Imagine going up into the attic and finding a mummy stashed away in a box. I’d be freaking ecstatic, as was the Peabody Museum when the mummy of a boy was found, log forgotten, in their attic.
Mummy Found In Museum
Among Forgotten Curiosities At Yale For Half A Century
New Haven, March 7. — The interesting and unexpected find was made in the attic of the Peabody Museum at Yale a few days ago of a mummified Egyptian child, which had lain unknown to the museum authorities in a dust covered corner for nearly half a century. When brought to light during a rummage by the museum authorities for other exhibits the mummy was covered with the dust of generations of work in the Yale scientific collections. How it came to be deposited in such an out of the way corner is not known. From evidence on the box in which the mummy was cased there was reason to believe that for a considerable number of years before that time, even, the mummy had been packed away unnoticed.

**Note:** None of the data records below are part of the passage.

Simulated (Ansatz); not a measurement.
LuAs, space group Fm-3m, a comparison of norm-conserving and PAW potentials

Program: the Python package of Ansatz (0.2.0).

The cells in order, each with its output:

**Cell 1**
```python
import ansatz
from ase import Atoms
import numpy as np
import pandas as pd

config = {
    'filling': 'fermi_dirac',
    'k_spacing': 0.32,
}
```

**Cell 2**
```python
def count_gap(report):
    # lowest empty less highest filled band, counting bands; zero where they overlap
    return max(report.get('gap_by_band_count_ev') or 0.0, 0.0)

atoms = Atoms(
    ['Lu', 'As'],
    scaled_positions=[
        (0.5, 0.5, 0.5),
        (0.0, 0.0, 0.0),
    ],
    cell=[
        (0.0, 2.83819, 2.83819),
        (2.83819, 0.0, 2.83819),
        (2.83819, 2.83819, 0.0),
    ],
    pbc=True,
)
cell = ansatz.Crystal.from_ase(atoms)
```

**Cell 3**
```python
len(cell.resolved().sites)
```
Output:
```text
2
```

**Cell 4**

Dr. MacCurdy, the curator of the anthropological curiosities in Peabody Museum, said today of the discovery that it was one of a kind that was continually being made in the museum, owing to the fact that all kinds of curios and rare relics had been received for years at the museum and had been stowed away, mostly unopened, some of them not even catalogued, because of lack of room in which to open them. The mummy child, however, was one of the most interesting of these unexpected finds. He was looking for some boxes of Flathead Indian skulls recently in the attic storeroom of the museum and came upon a box marked “Egyptian Antiques.” Bringing it to the light and opening it he found that it contained the mummy of a child about two feet long, that of some small animal, and of a human left hand, presumably that of a woman. A half inch of peculiar dust covered the relics, and when this was blown off there appeared the perfect mummy of an ancient Egyptian child, wrapped in fold after fold of costly fabric, now dropping to pieces with age. The cloth, the peculiar “mummy cloth” used by the ancient Egyptians in preserving bodies, was evidently painted with highly colored pigments, representing scenes from the life of the child, or possibly scenes which he might witness after death. On the face, and wrapped about it, was the usual costly terra cotta mask, which was used in cases of burial of the dead from high or wealthy families. This mask, most of which had crumbled with its great age and the climate of America, was originally meant to represent the human face. It had painted on it the human features, with eyes, nose and mouth in relief, the face represented by flesh tints, the hair by black paint.
Next to the mummy child was that of some animal, which was probably entombed at the same time with the child, and was according to Dr. MacCurdy, probably a pet of the child. What this was in life, however, could not be said, the body being wrapped closely with mummy cloth. That it was a pet cat, parrot, or some other household animal or rid seems most probable, as it was a custom of the Egyptians to bury pets with the dead. The mummified hand found in the box probably did not belong to the tomb where the child and animal were found, but was from some other place. It is a woman’s left hand, dried and preserved in a remarkable state.
The history of the mummies prior to the time when they came into the possession of the museum is a mystery. They date probably to the time of one of the later Egyptian dynasties, a century or two before Christ. No inscription has yet been found by which to identify them with any special epoch in Egyptian history, but such may be found if the body of the child or of the animal is unwrapped from the cloth which was put around it more than two thousand years ago. To discover just what the mummies are X-ray photographs will be taken in a week or two, and from these it is expected that any ornaments or metal pieces, as well as the bone structure of the bodies, will be ascertained.
The box in which this unusual discovery was made was presented to Yale in 1858 by the Rev. Lyman Coleman, of the class of 1817. As the Peabody Museum was not opened until 1876, and the box was never uncovered, it had lain among forgotten relics of the scientific collections of the university for nearly half a century. Both in the cellar and attic of the museum are rows of unopened boxes, and among these are probably hundred of valuable relics that will some day come to light.